Listing checked at publish date


Highlights

What makes this racket stand out

·

18K carbon face delivers stiff, direct response — power comes from your swing, not from frame flex

·

High balance plus teardrop shape pushes the sweet spot up the face for overhead finishing

·

Re-edition of the 2021–22 AT10 Luxury Genius 18K, sold exclusively online and at Decathlon


The feel

How it's built to play, by shape, core and construction — rated low / mid / high rather than on a false 1–10 scale. Higher isn't always better; it depends on the game you want.
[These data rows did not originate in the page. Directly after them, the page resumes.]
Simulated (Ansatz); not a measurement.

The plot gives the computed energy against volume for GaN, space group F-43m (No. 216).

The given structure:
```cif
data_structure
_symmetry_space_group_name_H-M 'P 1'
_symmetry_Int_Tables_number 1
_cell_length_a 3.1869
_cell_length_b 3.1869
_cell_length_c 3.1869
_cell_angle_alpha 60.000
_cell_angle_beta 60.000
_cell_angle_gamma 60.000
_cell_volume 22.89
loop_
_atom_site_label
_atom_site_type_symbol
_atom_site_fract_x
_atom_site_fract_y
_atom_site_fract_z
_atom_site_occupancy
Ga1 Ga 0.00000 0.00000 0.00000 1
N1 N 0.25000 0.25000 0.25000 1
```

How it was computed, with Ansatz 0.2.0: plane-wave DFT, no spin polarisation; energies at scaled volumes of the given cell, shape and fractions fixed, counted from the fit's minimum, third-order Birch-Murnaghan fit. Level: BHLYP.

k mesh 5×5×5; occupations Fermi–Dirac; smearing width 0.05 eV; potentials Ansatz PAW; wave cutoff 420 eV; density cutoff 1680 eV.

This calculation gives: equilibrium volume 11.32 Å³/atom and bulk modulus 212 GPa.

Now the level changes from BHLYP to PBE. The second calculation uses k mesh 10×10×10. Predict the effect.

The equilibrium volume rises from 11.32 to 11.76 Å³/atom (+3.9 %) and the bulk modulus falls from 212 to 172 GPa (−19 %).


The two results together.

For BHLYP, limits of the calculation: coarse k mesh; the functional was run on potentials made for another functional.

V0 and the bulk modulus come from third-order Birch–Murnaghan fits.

CONTROLPOWERFORGIVENESSARMCOMFORThighmidlow

Balance — where the weight sits

Even

Handle / low

Head / high


The spec sheet

Weight

360–375g

Shape

Teardrop

Level

Advanced

Style

Control

Balance

High

Core

HR3

Face

Carbon 18K


Our verdict

What the shape, core and construction tell us about how this racket is built to play.

The short version

The AT Luxury BLUE 18K is for the left-side player who already plays Tapia's style of game — heavy bandejas, finishing smashes, controlled aggression from the net — and wants the older, more head-heavy character at a lower price than the current AT10 line. The trade-off is honest: the 18K face plus high balance plus dense HR3 core is one of the stiffer combinations on the market, and it's not a racket to learn on or to come back to after an elbow injury. Buy it if you've used a similar setup before and miss it; don't buy it as your first step into advanced gear.

Strengths

+

Left-side attackers who finish points overhead with bandejas, viboras and smashes

+

Advanced players who already control their swing and want crisp, direct feedback from an 18K carbon face

Keep in mind

Beginners, intermediate players still building consistency, or anyone with elbow history — a stiff 18K face plus high balance is one of the higher-risk arm profiles in padel


How it's built to play

The AT Luxury BLUE 18K is a reissue of the AT10 Luxury Genius 18K that Agustín Tapia competed with in 2021 and 2022, repositioned as a web and Decathlon exclusive at a sharper price point. It keeps the formula that made that generation of Tapia's racket recognisable: teardrop head, high balance, HR3 core, and an 18K carbon face. This is the version of his game before the lighter, more aerodynamic builds — heavier in the head, less forgiving, more openly aggressive.

The HR3 rubber is a high-density EVA with strong memory effect, so the ball doesn't sit on the face for long — it rebounds quickly, which is what gives this racket its punchy exit on smashes. Paired with the 18K carbon face — the finest-thread weave NOX uses — the response is firm and direct: there's almost no flex to lean on, so power has to come from your own technique. The Dynamic Composit Structure extends extra composite material four centimetres into the face from the frame, which reduces the hardness gap at the frame edge and limits the risk of cutting the foam on hits near the perimeter — useful on a head-heavy teardrop where mishits drift toward the frame more often than you'd like.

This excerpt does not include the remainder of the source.